Question

The empirical formula of a compound is ${\mathrm{CH}}_4\mathrm{N}$. The empirical formula mass of the compound is equal to its vapour density. Which among the following compounds possesses the same number of carbon atoms as present in the above compound?

• A. ${\mathrm{Na}}_2{\mathrm{CO}}_3$
• B. $\mathrm{Ca}{\left({\mathrm{HCO}}_3\right)}_2$
• C. ${\mathrm{Al}}_2{\left({\mathrm{CO}}_3\right)}_3$
• D. $\mathrm{Fe}{\left({\mathrm{HCO}}_3\right)}_3$

Answer 1

The correct option is B

$\mathrm{Ca}{\left({\mathrm{HCO}}_3\right)}_2$

Explanation for the correct option:

The empirical formula of the compound is given as ${\mathrm{CH}}_4\mathrm{N}$.

The vapor density is same as the empirical formula mass, so the mass of ${\mathrm{CH}}_4\mathrm{N}$ is:

${\mathrm{CH}}_4\mathrm{N}=12+4+14=30$

The vapor density = $30$

As the Molecular formula mass = $\mathrm{Vapor}\mathrm{density}\times 2$

Therefore, the Molecular formula mass $=30\times 2=60$.

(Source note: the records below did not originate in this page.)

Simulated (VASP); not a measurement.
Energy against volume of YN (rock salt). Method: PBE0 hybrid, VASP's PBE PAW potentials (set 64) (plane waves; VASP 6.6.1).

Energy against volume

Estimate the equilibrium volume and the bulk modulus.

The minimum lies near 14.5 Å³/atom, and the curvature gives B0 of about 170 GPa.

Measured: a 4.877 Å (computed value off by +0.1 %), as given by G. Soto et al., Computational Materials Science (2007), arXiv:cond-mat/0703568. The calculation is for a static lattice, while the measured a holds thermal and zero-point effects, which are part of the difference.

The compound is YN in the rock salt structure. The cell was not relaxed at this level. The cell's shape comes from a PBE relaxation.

By dividing the Molecular formula mass by empirical formula mass, we can get the value of $\mathrm{n}$.

$=\frac{\mathrm{Molecular}\mathrm{formula}\mathrm{mass}}{\mathrm{Empirical}\mathrm{formula}\mathrm{mass}}=\mathrm{n}$

$=\frac{60}{30}=2$

Now, the Molecular formula will be $=\mathrm{n}\times {\mathrm{CH}}_4\mathrm{N}=2\times {\mathrm{CH}}_4\mathrm{N}={\mathrm{C}}_2{\mathrm{H}}_8{\mathrm{N}}_2$

So, the Molecular formula have two Carbon ($\mathrm{C}$) atoms. Hence, from the given options, $\mathrm{Ca}{\left({\mathrm{HCO}}_3\right)}_2$ also has two Carbon atoms.

Therefore, the correct option is (B).